Project

Content

The course project is intended as an opportunity to engage in research on machine learning theory. Hence, the project must contain a theoretical component. You are free to pick any topic you like, within reason.

Some examples of suitable project “types” are as follows.

Prove a new, interesting theoretical result in a new or existing machine learning model. You can be ambitious, but do also aim for something interesting to show by the end of the semester.

Example: the theory parts of this paper on Brown clustering. The theory here is actually fairly simple, and could probably be easily elaborated.
Simplify an existing but complicated result in a new, non-trivial way.
Example: Dasgupta and Gupta’s elementary proof of J-L lemma (although producing a proof this miraculous is not required!).
Unify and clarify the relationships between several (at least three or four) papers with a common theme or topic in a survey paper. Note that projects of this type will be judged especially critically for clarity and writing quality.

A project that “just” implements an algorithm and runs some experiments is not suitable, even if the algorithm comes from a theory paper.

Submission

The final product is a written report. The length of the report will depend on the context. For example, this paper introduces a problem and states the main results in about eight pages, and the proof is in a nine-page appendix. As another example, this paper simplifies the main result of an award-winning PhD thesis in a single page. Quality and clarity are more important than quantity.

There is a tentative plan to hold a poster session during the final exam period for this course (Dec 21). The posters don’t need to be very elaborate (e.g., feel free to draw them by hand), but you should prepare a short oral presentation (about five to seven minutes) that is visually aided by the poster.

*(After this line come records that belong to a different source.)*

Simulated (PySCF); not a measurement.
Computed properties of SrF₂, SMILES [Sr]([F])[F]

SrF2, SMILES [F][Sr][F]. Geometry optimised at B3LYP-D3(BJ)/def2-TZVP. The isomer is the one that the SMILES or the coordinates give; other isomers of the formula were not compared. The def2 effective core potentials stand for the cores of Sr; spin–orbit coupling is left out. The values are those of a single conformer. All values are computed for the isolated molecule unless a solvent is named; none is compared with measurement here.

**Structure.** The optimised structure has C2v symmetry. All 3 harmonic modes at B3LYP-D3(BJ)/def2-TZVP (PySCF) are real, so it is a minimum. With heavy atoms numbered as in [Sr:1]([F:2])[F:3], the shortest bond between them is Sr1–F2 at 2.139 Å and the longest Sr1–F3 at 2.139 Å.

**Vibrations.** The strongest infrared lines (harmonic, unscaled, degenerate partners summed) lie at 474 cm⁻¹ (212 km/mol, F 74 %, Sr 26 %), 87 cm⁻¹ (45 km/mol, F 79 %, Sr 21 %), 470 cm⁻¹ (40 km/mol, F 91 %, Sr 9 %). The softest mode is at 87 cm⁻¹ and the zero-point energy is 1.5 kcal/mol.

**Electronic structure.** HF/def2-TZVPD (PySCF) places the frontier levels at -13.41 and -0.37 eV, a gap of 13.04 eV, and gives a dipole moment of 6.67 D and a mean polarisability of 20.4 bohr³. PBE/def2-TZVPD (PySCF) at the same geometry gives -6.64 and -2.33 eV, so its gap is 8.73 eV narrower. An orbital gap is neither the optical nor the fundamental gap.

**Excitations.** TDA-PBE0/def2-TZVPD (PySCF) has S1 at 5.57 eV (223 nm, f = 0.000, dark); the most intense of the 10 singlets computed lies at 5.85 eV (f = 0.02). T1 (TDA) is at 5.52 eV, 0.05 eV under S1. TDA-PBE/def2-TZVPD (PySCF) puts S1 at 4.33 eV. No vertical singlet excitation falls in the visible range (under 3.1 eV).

Update: there aren’t enough research projects to warrant having a poster session, so we’ll forego this.

Deadlines

Oct 12: Submit a project proposal (one or two pages should suffice), describing the project type, the chosen topic, and some preliminary “leg-work”. For instance:
- If you seek to prove a new result, formally state the problem or conjecture, along with background information explaining why such a result is interesting given the prior art, and why you think you can obtain the result (e.g., possible approaches, high-level ideas why the result should be true).
- If you seek to simplify an existing result, formally state the existing result and what is unsatisfactory about the existing solution, give evidence that the result remains unsimplified to this date (e.g., by referencing its use as a “black-box” in subsequent works), and explain why you think you can obtain the simplification.
- If you seek to unify several papers in a survey, formally introduce the common theme or topic of the papers, briefly summarize the high-level ideas of each paper, and explain your unifying thesis and why it transcends the individual papers themselves. You do not have to have read all of the selected papers before submitting the proposal, but you should have a few additional “back-up” papers in case some of the unread selected papers don’t turn out to be relevant.
Nov 16: Submit a progress report (one or two pages).
Dec 21: Submit the final project report.

If you need to change your project type or topic after submitting the proposal, you must first confirm this with the instructor and submit a new proposal.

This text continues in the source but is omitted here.